Cumulus and mesoscale downdrafts are incorporated into the cumulus parameterization of Kuo. Convection is driven by grid-scale moisture supply, and distributed vertically by temperature and specific humidity differences between the environment and an idealized cloud. The moisture supply is defined to minimize the problem of lag between instantaneous moisture accession and rainfall. Downdrafts are added to the idealized cloud profile by determining a weighted mean of the equivalent potential temperatures (θ e ) for cumulus updrafts, saturated cumulus downdrafts, and unsaturated mesoscale downdrafts, and by extracting the cloud temperature and specific humidity iteratively from the mean θ e . The θ e values are weighted by the mean vertical eddy flux convergence of moist static energy by each component.
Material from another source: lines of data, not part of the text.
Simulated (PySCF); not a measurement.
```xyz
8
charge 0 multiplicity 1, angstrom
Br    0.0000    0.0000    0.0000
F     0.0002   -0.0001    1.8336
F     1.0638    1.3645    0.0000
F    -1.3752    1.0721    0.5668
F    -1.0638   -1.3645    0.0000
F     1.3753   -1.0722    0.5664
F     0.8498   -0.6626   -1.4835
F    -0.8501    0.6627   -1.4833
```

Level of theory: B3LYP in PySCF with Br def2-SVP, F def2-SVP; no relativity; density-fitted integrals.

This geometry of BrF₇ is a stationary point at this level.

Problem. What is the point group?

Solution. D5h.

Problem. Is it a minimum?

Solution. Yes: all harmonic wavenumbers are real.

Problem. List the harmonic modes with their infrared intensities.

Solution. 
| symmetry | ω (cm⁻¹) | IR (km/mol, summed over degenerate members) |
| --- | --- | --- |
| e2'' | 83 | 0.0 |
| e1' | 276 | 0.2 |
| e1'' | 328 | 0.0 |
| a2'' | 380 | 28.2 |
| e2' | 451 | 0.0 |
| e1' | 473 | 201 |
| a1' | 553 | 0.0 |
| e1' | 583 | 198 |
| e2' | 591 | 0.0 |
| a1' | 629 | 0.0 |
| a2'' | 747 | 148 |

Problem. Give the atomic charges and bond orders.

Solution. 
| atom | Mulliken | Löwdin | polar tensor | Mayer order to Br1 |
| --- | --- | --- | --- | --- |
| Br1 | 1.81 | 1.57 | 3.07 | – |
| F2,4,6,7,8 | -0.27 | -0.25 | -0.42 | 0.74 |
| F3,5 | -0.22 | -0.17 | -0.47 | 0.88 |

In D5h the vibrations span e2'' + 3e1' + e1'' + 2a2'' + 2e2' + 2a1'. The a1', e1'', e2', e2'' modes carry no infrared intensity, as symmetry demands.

The addition of downdrafts sharply increases the rate of stabilization of the grid scale by the Kuo approach. Stabilization characteristics are also shown to depend upon precipitation efficiency, strength of grid-scale forcing, downdraft relative humidity, downdraft weighting, and intensity of surface fluxes.

The approach was tested in a real-data, three-dimensional primitive equation prediction of a mesoscale convective complex (MCC) on a 1° latitude/longitude mesh. Prediction of total rain volume was most accurate when downdrafts were included. Without downdrafts, a feedback instability occurred at the MCC center and rainfall was greatly overestimated. When convective heating was omitted, so that rainfall could be produced only after grid-scale saturation, predicted rainfall was less than 10% of that observed and the MCC decayed. Difference vectors between the full and no convection integrations showed strong outflow developing in the upper troposphere, evolving to a large anticyclonic eddy following the MCC by hour 12 of the forecast. Corresponding inflow and a weak cyclonic eddy developed at low levels. Influence of the MCC spread rapidly over several hundred kilometers through this divergent flow. The results indicate, not surprisingly, that maintenance of the MCC depends critically on the presence of cumulus convection. The failure of the explicit (nonparameterized) approach suggests that cumulus parameterization is necessary for realistic prediction of convective systems in meso-α scale models.

In the integration with downdrafts incorporated, a life cycle behavior occurred in the heavy rainfall region. The level of maximum upward motion shifted from middle to upper levels over several hours, and downward motion developed at the lowest levels. The, apparent heat source was initially positive at all levels, then became negative in the lower troposphere and more strongly positive aloft. Stratiform precipitation fell from saturated upper levels for a brief period after convection ceased. This life cycle behavior, which contains several aspects of that observed, took place only when cumulus and mesoscale downdrafts were incorporated.